VALHALLA, N.Y. (AP) — Julie Garla took the 5:29 p.m. train out of Grand Central Terminal on Tuesday. Her husband took the 6:13. In between, there was tragedy.
But Garla, a lawyer from Pleasantville, was back on the train to Manhattan on Thursday as service returned to the Harlem Line just days after six people were killed when the 5:45 train hit a sport utility vehicle at a crossing in the New York City suburbs.
Garla said she was feeling "very lucky and still a little scared." She planned to stay out of the front car, where all five of the passengers who were killed were sitting Tuesday night.
"It was just horrific damage," she said. "I used to prefer the front because when I get to Grand Central it's closer to my office. Now I'll have to balance everyday convenience against safety."
On Tuesday, she said, she was already home feeding her baby when her husband called her, stuck behind the wreck and frantic with fear that she was in the crash.
"It's scary to think about," she said.
Susan Barile, a real estate professional, was riding in the front car Thursday and said she hadn't given it any thought.
"Maybe I should have," she said.
But she said she didn't hesitate to return to the Metro-North Railroad, the nation's second-busiest commuter rail system, "because none of this was their fault, from what I can see."
Bill Peterson, of Dover Plains, said he always rides in the front car and would continue to do so.
"Two reasons," he said as he boarded at White Plains. "First, I believe the Lord's going to protect me. Second, the chances of it happening again are probably tiny."
As trains went through the accident site at a Valhalla crossing, most blasted their horns. One northbound train slowed almost to a stop and inched through the crossing. Others sped through.
From the train windows, the accident site, with all signs of the wreck having been removed, looked almost as it did before the crash, a peaceful scene dominated by woods, deep snow and thousands upon thousands of gravestones in the area's many cemeteries.
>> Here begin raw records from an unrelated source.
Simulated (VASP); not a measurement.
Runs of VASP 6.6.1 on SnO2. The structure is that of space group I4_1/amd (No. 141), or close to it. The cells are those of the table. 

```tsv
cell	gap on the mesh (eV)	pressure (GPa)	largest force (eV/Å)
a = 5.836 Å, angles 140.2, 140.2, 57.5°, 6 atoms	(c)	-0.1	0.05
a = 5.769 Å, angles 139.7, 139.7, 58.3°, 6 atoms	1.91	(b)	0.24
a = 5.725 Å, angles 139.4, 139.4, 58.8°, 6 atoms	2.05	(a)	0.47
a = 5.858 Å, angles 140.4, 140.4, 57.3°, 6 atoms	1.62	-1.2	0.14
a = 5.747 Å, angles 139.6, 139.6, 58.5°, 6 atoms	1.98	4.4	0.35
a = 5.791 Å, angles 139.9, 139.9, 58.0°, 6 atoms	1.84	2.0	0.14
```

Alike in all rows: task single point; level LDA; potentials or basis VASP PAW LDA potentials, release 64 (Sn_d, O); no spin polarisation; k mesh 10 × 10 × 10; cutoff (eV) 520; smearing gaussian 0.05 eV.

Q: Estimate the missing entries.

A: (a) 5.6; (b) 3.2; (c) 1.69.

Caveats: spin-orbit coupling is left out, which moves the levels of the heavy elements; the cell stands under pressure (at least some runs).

Angela Cerrato, riding home to Brewster, said she couldn't help thinking about the people who had died on Tuesday, the five passengers and the SUV's driver.
"I'm sure some of them were my fellow passengers at times," she said. "As I read about them I know they took my train sometimes, and I feel sad, like I know them a little.
"I know my family is waiting for me at home and their families don't have that now."